Monday, March 18, 2019

Letters to Rex

Rex Allen,

My baby boy.  I just love you so much!  You have grown so much it seems like since you started Kindergarten.  I wasn't really prepared for it.  You tried to sit on my lap yesterday. I was looking at your back and shoulders and realizing you weren't a baby anymore.  You are a little man now.  You barely fit on my lap.  And you rarely want to sit there anymore.

You are the sweetest boy I know.  Last week I was in bed with a migraine for a couple days.  On the second day you came in my room and told me "Mommy I really don't want you to go to bed early tomorrow." You love doing things for me when I'm sick.  You love taking care of me.

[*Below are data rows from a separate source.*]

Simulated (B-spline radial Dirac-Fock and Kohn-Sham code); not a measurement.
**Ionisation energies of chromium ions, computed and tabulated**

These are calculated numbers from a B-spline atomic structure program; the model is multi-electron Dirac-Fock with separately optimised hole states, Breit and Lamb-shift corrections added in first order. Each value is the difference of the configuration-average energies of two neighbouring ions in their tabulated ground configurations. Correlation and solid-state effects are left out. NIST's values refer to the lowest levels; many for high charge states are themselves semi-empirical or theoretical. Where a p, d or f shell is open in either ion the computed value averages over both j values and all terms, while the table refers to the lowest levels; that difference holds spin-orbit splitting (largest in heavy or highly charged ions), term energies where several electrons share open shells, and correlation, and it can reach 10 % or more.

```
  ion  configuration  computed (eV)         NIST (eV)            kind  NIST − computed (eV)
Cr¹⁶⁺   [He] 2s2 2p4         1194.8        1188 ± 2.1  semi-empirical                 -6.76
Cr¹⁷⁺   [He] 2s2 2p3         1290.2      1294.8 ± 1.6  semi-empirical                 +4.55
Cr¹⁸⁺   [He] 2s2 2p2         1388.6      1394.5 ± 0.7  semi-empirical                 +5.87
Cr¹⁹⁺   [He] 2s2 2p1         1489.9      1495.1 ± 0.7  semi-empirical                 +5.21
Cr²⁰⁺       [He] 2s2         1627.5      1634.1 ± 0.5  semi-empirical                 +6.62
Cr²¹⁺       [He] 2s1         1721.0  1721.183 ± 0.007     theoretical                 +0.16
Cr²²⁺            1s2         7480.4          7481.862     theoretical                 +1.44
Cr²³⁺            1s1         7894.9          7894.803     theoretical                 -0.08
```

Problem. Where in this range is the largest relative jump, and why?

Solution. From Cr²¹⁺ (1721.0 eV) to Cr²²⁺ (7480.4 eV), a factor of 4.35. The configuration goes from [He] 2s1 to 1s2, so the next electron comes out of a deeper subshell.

When I was pregnant with you, I didn't know how much I needed you.  But you filled my heart completely the day you joined us.  And now I can't imagine my life without you in it.

You are such a big boy in a little body.  You have such big feelings and emotions.  You love your friends like something I've never seen.  Your best friend Matthew was recently sick with the flu and strep and you were so sad about it.  He had just spent the night at our house.  You cried when we dropped him off at home the next day.  You just didn't want your sleepover to end.

Every time you see a sloth, you have to buy it for me.  Even if it means spending your money on something for me.  2 times Daddy has taken you to the book store to buy a book and you spent your money on a sloth book because you knew I would like it.  But it's not just me.  Anytime you see something green you tell me we need to buy it for Granny.  Anytime you see something crafty you say Nanny could make that.  You have the biggest heart.

Sometimes your emotions are too big for your little body.  We're still working on it.  You're doing so much better about vocalizing how you feel instead of lashing out immediately.

Right now you love your ipad, the computer, and playing the nintendo switch.  You're in the top 10 on laps run at school.  And you didn't want me to make a big deal about it.  It was just part of your day, no big deal.  But to me, you are a big deal baby boy!  Everything you do is special to me!

I love you so much and I hope you never forget it!

Letters to Lexi

Lexi Rosemay,

You're about to turn 10 and I'm just not ready for it.  You are the most amazing little girl I've ever met. 

Let me tell you about how you're the strongest girl I know.  (Because one day I hope you look back on these blog posts and find things you don't remember.) You got your ears pierced about a month ago.  You had them pierced when you were a baby, but then you refused to leave earrings in so the holes closed up.  You knew it was going to kinda hurt, but you decided you wanted to do it anyways.  And you did it while I was out of town! But, I knew all you would need was your daddy there and you would be fine.  You were in charge of keeping them clean.  I opened the bottle of cleaner every night for you and you cleaned them.  So, after 3 weeks you asked if we could change the earrings.  I got everything ready and we sat down.  As soon as I touched your right ear, pus starting pouring out.  I was horrified.  You barely flinched.  I told you we couldn't change them yet. Because I knew there was no way I could get that earring out without hurting you.  I asked you if it had been hurting and you said that it had been hurting some, and down your neck some.  I was in shock!  There's no way that couldn't have been killing you!  All I could do was say sorry.  And then apologize over and over every day for the next week as we cleaned it.  Thankfully in a couple days it was so much better and we were able to change the earrings out.  I feel like I failed you.  Sometimes you're so independent that I forget you're still 9 years old.  I feel like I have a high pain tolerance, but you just blew me out of the water little girl. 

You're also the smartest girl I know.  I'm already preparing myself to listen to you give the valedictorian speech at your graduation.  I'm calling it now baby girl. 

And....you're the best big sister ever.  Yes, you and your brother fight.  Sometimes a lot.  But, you take care of him so much.  You are always there to remind him to get his coat on, and get his backpack ready in the morning.  Even if he doesn't want to hear it. 

I love you so much Lexi.  And I thank God every day for making me your mama.  Me and your Daddy waited so long to have you, and there isn't a second that goes by that we aren't thankful for you. 

Love you forever baby girl!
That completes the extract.